MANCHESTER — Fourth-grader Tiffany Murphy didn't mind getting her hands dirty Thursday as she planted a tree with her Ebb Valley Elementary School classmates.
The school, which received a grant from the Chesapeake Bay Trust, celebrated Earth Day with the help of the Carroll County Bureau of Resource Management in part by planting trees.
"We're learning about how to keep our school green and how to keep our plants healthy," Tiffany said.
Watershed Grants analyst Theresa Amoss coordinated the event, during which about 80 fourth-grade students participated in a tree planting with guidance from forest conservation specialist Jim Bowman. In addition, the students checked out the nearby stream's insect activity with help from water resource supervisor Byron Madigan and water resource specialists Tracy Eberhard, Rob Flora, and Pat Page.
"The students got to do a stream study at the Thomas Tree Farm. They captured insects with nets and identified how they were beneficial to the environment," fourth-grade teacher Dolly Mersinger said.
The students also planted native herbaceous plants like wildflowers in a bioretention facility near the school's entrance. This part of the project was led by watershed restoration engineer Chris Heyn and watershed management specialist Myron Frock.
"It's like big bathtub," fourth-grader Carsyn Miserandino said of the bioretention facility. "I learned that the soil filters out things because it's made mostly of sand, soil and wood chips."

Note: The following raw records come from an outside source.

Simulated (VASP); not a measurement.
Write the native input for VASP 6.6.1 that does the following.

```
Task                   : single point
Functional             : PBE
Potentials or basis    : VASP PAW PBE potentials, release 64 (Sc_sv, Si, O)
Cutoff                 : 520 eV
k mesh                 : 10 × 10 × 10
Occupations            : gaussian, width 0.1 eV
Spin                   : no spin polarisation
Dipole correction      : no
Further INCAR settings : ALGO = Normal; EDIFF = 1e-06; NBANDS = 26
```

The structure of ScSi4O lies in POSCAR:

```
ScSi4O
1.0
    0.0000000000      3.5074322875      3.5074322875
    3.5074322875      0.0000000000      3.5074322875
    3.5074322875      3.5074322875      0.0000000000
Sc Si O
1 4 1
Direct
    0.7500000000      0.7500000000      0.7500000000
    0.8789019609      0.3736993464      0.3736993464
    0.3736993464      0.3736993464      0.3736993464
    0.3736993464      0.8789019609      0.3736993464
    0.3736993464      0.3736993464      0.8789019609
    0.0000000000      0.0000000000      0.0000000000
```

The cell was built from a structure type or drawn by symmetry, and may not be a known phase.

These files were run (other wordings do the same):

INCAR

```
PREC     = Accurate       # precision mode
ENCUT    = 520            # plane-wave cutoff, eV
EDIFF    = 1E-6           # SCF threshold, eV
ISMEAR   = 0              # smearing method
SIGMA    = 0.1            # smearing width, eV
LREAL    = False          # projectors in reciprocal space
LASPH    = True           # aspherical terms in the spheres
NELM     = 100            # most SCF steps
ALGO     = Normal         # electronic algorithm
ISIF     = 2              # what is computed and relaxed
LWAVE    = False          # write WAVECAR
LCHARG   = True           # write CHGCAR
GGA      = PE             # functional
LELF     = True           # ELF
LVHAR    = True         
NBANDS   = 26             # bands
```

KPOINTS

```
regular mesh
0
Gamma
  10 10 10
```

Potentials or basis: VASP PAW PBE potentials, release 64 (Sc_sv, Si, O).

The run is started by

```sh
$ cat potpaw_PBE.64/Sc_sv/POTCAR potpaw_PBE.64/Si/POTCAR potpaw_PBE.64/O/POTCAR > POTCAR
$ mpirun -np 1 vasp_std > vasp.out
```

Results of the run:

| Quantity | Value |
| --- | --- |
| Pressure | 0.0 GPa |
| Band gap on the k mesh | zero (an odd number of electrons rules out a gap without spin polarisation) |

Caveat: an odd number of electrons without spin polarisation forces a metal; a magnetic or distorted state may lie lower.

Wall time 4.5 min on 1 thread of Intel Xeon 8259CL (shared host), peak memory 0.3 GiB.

The group learned about stormwater management with stormwater engineer Martin Covington and flood plain management specialist Pat Varga.
"I like the rain garden because you can get dirty," fourth-grader Piper Cook said.
Fourth-grader Rowan Poth said the day was great because he learned how trees help the environment and what lives in the school's nearby stream.
"Planting the trees was fun," Rowan said. "And we found lots of worms in the stream."